The nature of warfare is changing to meet the demands of the great-power competitions of our modern era. The large, exquisite weapons platforms of today are beginning to disaggregate into smaller, attritable/disposable platforms across all military service branches and domains. It is a worthy exercise to consider how well this trend aligns to the mosaic warfare strategy concept and explore its parallels to modern software application microservices architectures that are being implemented across the DoD today.

The strategies we develop today around microservices architectures and Joint All-Domain Command and Control (JADC2) in the DoD may very well facilitate the migration towards a future potentially dominated by mosaic warfare strategies and recomposable warfighting capabilities. As military stakeholders explore the challenge of architecting JADC2, it is becoming apparent that defining every kill-chain and C2 pathway a priori may be too great a challenge in the timescales required to succeed in great-power competitions. Instead, building just-in-time, modular, recomposable capabilities may give us a more achievable pathway towards the agility and flexibility needed to counter unpredicted adversarial dilemmas.

For those of us in the field, it is worthwhile to view mosaic warfare as a natural evolution of current USAF and Navy DevSecOps initiatives which are already accelerating warfighting software development/deployment capability deployment via containers and microservices. Looking further into the future, we may even start to see the physical builds/deployments of mosaic “kill web” nodes become a stage in a Continuous Integration /Continuous Deployment warfighting pipeline as materials science and 3D printing (additive manufacturing) evolve.

Before we explore what this future could look like, let us compare the goals and definitions of both microservices architecture and mosaic warfare, starting with microservices:

“Microservices are an architectural approach to building applications. What sets a microservices architecture apart from more traditional, monolithic approaches is how it breaks an app down into its core functions. Each function is called a service, and can be built and deployed independently, meaning individual services can function (and fail) without negatively affecting the others.” (See Red Hat, “What are microservices?”).

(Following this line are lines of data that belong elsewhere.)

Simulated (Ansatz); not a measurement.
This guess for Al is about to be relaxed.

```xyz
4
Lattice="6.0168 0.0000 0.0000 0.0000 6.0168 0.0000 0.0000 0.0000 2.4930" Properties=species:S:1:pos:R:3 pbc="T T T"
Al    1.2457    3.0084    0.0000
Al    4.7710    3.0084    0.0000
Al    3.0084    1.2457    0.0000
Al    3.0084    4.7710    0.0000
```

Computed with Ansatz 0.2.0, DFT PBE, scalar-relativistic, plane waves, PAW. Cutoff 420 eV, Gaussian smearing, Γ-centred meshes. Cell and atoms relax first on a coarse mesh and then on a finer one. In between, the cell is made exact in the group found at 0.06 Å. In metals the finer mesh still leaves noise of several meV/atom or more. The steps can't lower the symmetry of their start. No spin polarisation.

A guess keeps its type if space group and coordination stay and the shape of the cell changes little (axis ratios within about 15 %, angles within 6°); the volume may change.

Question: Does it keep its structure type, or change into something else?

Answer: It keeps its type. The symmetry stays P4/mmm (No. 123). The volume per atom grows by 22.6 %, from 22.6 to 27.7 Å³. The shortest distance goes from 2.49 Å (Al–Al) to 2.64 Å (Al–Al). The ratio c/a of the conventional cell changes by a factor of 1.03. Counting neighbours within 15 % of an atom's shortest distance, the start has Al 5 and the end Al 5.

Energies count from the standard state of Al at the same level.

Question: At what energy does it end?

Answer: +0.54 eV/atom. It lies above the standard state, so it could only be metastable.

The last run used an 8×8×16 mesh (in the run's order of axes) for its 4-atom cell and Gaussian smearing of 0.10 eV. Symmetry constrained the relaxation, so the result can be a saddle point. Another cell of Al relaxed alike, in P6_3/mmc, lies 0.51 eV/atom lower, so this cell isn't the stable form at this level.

Now, compared with mosaic warfare:

Functional capabilities, such as radar, fire control, and missiles, that once had to be hosted on a common platform, like a sophisticated combat aircraft, can now be disaggregated into their smallest practical elements. In the mosaic concept, platforms are ‘decomposed’ into their smallest practical functions, creating collaborative ‘nodes’ in a networked kill web that is highly resilient and can remain operationally effective, even as an adversary attrits some of the web’s elements…Functional decomposition is a methodology that reduces operations down to their practical functional and technological pieces to illuminate how the elements work together.  (See The Mitchell Institute for Aerospace Studies, “Restoring America’s Military Competitiveness: Mosaic Warfare.”).

At their core, both concepts represent the very human strategy of solving complex challenges: breaking monoliths down into smaller, more manageable pieces. At a deeper level, both concepts espouse the use of horizontally scaled, lightweight components, the aggregate of which is a resilient and agile architecture.

Another aspect of mosaic warfare that emerges from building a disaggregated platform is that each “node,” because it is so specialized, can be much more lightweight, affordable, and expendable than larger and more complex “exquisite” platforms:

Disaggregated platforms, even those with advanced capability, will likely be more affordable and can be procured in greater numbers than highly capable platforms…Decreasing the quantity of sensors on future platforms could help decrease their size, weight, complexity, and overall unit cost. Lower program costs will allow DOD to buy more new systems and grow its force capacity. (See The Mitchell Institute for Aerospace Studies, “Restoring America’s Military Competitiveness: Mosaic Warfare.”).

Taking this idea further, future advances in 3D printing and materials science could enable forward-deployed “asset factories” which build cheap and disposable on-demand assets of whatever type is needed, such as extending the ABMS attritableONE construct to even more attritable assets. For example, if additional “observation nodes” are required, or the adversary attrits their effective population, a mosaic orchestrator component of JADC2 would simply instruct the closest asset factory to instantiate new physical nodes, imbue them with the requisite software, and deploy them. We are already seeing the beginning of near-real-time 3D printing emerge, and advances in energy collection techniques and self-charging batteries which may someday power sensors or other devices.

Additionally, if the initial software and/or hardware build of the nodes are found to be inadequate or new intelligence is acquired, new hardware/software templates can readily be pushed to the asset factories and a “rolling upgrade” of the existing nodes can be performed. Eventually, this “node evolution” will likely be driven by AI/ML, building new capabilities in real-time based on what those models learn about the adversary. These asset factories may ultimately be unmanned, putting nearly unlimited swarm-generating capabilities anywhere needed without risking warfighters’ lives.

This strategy is closely aligned with how microservices and software container orchestrators like Kubernetes operate and integrate with software development pipelines, and may eventually be simply one more stage in such a pipeline, where 3D object templates are promoted along with software images to an asset factory. Explorations of 3D printing by the USAF are already occuring, and while this is still a nascent field, new revolutions in technology could make this a reality faster than we expect.

While we are likely years away from this potential end-state of fully automated factories populating the all-domain battlespace with assets, it behooves us to consider the benefits of this future, and drive current initiatives in that direction. This end-state will require deliberate engineering not only of the attritable assets and their software, but also of the way these assets communicate and exchange data being generated at ever increasing volumes, varieties, and velocities.